Monitoring Magento FPC Hit Rate

Published: June 16, 2016

We’ve been breaking some new ground (at least from what I can see in my Google searches) at Something Digital with the work we’ve been doing to monitor, and improve, FPC hit rate using Enterprise_PageCache on our client’s sites. I’ll likely publish a few posts related to this topic, but the first thing I wanted to focus on is why, and how, you can track your FPC hit rate.

NOTE: I've published a module on Github that you can use to get started with monitoring right away. Stick with me here, though, I'll show you why this is so important.

Why Should I Track Hit Rate?

It’s no secret that the faster your site is, the more likely you are to convert visitors. FPC virtually eliminates the time it takes your server to generate and respond with an HTML document. The savings FPC yields depend on the speed of your site without FPC. A variety of factors can impact that…

  • The power of your server
  • Your site’s theme
  • Your catalog setup
  • 3rd party extensions
  • Local customizations

Running a Magento 1.14.1.0 installation with sample data on a CentOS VM with 2GB of RAM it took me ~1.7 seconds to load /men/shirts.html uncached. When the page was pulled from FPC the server responded with the HTML document in less than 0.05 seconds!

Clearly we want the server to respond with cached pages as often as possible, however, there are many factors that can cause that to happen less often than we might like. A full investigation of those is not the focus of this post (although it likely will be explored in more depth in a follow up post), but here are some examples.

  • Requests with high query string “depth” (e.g. ad tracking parameters).
  • 3rd party modules that are incompatible with, or generally reduce hit rate for FPC.
  • High throughput to non-cached routes (e.g. /catalogsearch/result/index).
  • Configuration of FPC settings (max depth, max cache size).
  • Cache backend set up (e.g. maxmemory setting, if you’re using Redis).
  • Catalog set up (number of products / categories / attributes).

Knowing and monitoring your hit rate enables the following…

  • Gather benchmarks, identify and implement improvements, rinse and repeat.
  • Configure alerting if FPC hit rate drops drastically (I’ve seen site outages caused by a surge of traffic which never got cached responses due to usage of utm query string parameters).

Now that I’ve sold you on why you should be monitoring FPC hit rate, let’s go into the how.

How Do We Monitor It?

As mentioned in the beginning of the post, you can just download this module. However, I’d like to spend a little time discussing how / why it works.

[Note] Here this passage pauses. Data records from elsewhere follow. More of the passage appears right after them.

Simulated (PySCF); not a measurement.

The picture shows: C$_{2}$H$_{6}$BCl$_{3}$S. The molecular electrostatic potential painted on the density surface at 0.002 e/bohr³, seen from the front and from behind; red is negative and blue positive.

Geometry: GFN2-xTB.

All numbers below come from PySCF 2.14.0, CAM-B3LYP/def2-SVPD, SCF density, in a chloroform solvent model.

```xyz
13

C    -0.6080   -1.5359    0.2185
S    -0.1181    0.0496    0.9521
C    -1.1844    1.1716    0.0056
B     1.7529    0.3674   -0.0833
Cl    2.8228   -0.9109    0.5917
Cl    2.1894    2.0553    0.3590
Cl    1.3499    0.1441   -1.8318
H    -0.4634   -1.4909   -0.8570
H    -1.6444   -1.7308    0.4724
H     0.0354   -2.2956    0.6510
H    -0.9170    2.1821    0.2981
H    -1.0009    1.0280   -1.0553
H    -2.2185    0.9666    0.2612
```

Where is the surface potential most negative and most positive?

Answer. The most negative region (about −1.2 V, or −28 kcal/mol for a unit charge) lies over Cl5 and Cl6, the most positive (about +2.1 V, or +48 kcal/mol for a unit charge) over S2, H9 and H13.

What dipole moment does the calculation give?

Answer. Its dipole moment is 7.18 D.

If you walk through Magento’s handling of a request from the beginning (index.php) it won’t be long until you get to Mage_Core_Model_App::run(). If you look at that method, you’ll see this…

<?php

if ($this->_cache->processRequest()) {
    $this->getResponse()->sendResponse();
} else {
    // Initialize the application
    // Load all the modules
    // Dispatch the request
}

The result of this if statement tells us if we have an hit. If $this->_cache->processRequest() evaluates to true, we have a full hit and the response will be sent right away.

Otherwise, we have either have a full miss or a “partial” hit.

A Partial Hit?

Yes, a partial hit. This may come as news to some of you, but FPC is not all or nothing.

A partial hit means the response was pulled from cache, however one of the following is true…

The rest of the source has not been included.